During his previous campaign for the Conservative Party leadership in the summer, Sunak received support from The Times and sympathetic coverage from The Sunday Times. The remaining Conservative-leaning titles either leaned toward Liz Truss or did not endorse a candidate.
And local journalists with whom Press Gazette spoke in August said Sunak was happier to engage with regional media during a visit to the Isle of Wight than Truss had been.
Rishi Sunak’s media policy positions
BBC licence fee
While chancellor, the newly-named prime minister allegedly resisted former Culture Secretary Dorries’ campaign to review the suitability of the licence fee for funding the BBC, with Dorries herself writing in Mail+ in July that “Rishi and the Treasury refused to sign off the review and blocked it for many months”.
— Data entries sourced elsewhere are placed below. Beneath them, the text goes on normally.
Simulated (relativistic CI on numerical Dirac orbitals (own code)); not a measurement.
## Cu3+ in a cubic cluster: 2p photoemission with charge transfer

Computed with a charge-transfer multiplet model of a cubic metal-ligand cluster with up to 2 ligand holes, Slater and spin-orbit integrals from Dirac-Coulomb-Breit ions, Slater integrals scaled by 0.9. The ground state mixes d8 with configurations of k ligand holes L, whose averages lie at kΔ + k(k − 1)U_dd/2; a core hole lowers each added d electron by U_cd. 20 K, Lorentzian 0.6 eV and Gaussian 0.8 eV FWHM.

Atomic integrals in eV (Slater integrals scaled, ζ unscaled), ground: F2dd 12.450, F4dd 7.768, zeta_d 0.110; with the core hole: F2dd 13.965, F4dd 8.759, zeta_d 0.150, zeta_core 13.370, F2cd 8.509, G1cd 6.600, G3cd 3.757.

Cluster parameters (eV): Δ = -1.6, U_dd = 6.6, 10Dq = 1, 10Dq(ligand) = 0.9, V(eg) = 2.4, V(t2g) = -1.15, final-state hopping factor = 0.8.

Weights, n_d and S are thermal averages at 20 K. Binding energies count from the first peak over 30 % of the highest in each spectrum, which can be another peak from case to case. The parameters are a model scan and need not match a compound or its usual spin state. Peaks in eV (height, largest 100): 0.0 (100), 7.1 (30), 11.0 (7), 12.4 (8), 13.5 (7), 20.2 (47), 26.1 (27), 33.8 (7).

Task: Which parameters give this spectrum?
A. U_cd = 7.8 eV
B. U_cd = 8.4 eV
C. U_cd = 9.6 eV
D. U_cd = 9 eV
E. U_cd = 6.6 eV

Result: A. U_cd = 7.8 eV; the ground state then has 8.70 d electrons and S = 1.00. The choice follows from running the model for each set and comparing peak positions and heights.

He subsequently told the Common Sense group of Conservative MPs he would be “willing to scrap the BBC licence fee in future,” according to Politico.
Digital Markets Unit
Sunak, like former leadership rival Truss, wrote in a letter to the News Media Association during the summer: “I would take forward the promised Digital Markets legislation this autumn, including measures to ensure fair terms between publishers and platforms.”
The Digital Markets Unit, currently in a shadow non-statutory form under the umbrella of the Competition and Markets Authority, could in future enforce a code of conduct governing the relationship between platforms and publishers and, its supporters believe, level the playing field between them.
Section 40
In the same letter, Sunak said he would ditch Section 40 of the Crime and Courts Act, which compels publishers to sign up to a Leveson-compliant regulator or be forced to pay both sides’ costs if they are taken to court. The only regulator currently compliant with the Royal Charter on press regulation is Impress, to which none of the major daily newspapers are signed up.
Sunak said it was “vital that we remove this measure which seeks to coerce the press and stifle free speech ahead of the next general election”.
Channel 4
Sunak’s team has previously vowed to press on with Dorries’ planned privatisation of Channel 4, with a spokesperson telling The Guardian: “Rishi will take forward Channel 4’s privatisation. Channel 4 is a crucial part of British broadcasting and supports our brilliant creative industries, but a lot has changed since the 1980s when it was set up to provide viewers with more choice.”
However, Truss’ Culture Secretary Donelan said in September that the government would “re-examine the business case” for selling off the broadcaster, and it is unclear whether Sunak hopes to revive the sale.
Online Safety Bill
Sunak has previously been non-committal on the Online Safety Bill, declining to tell The Spectator whether he would scrap the portion of the bill that makes platforms declare how they would treat “legal but harmful” content, which some publishers fear could lead to their content being removed despite promised exemptions for news providers.
“I would want to spend some time as prime minister going over and making sure that we’re getting that bit exactly right,” Sunak said.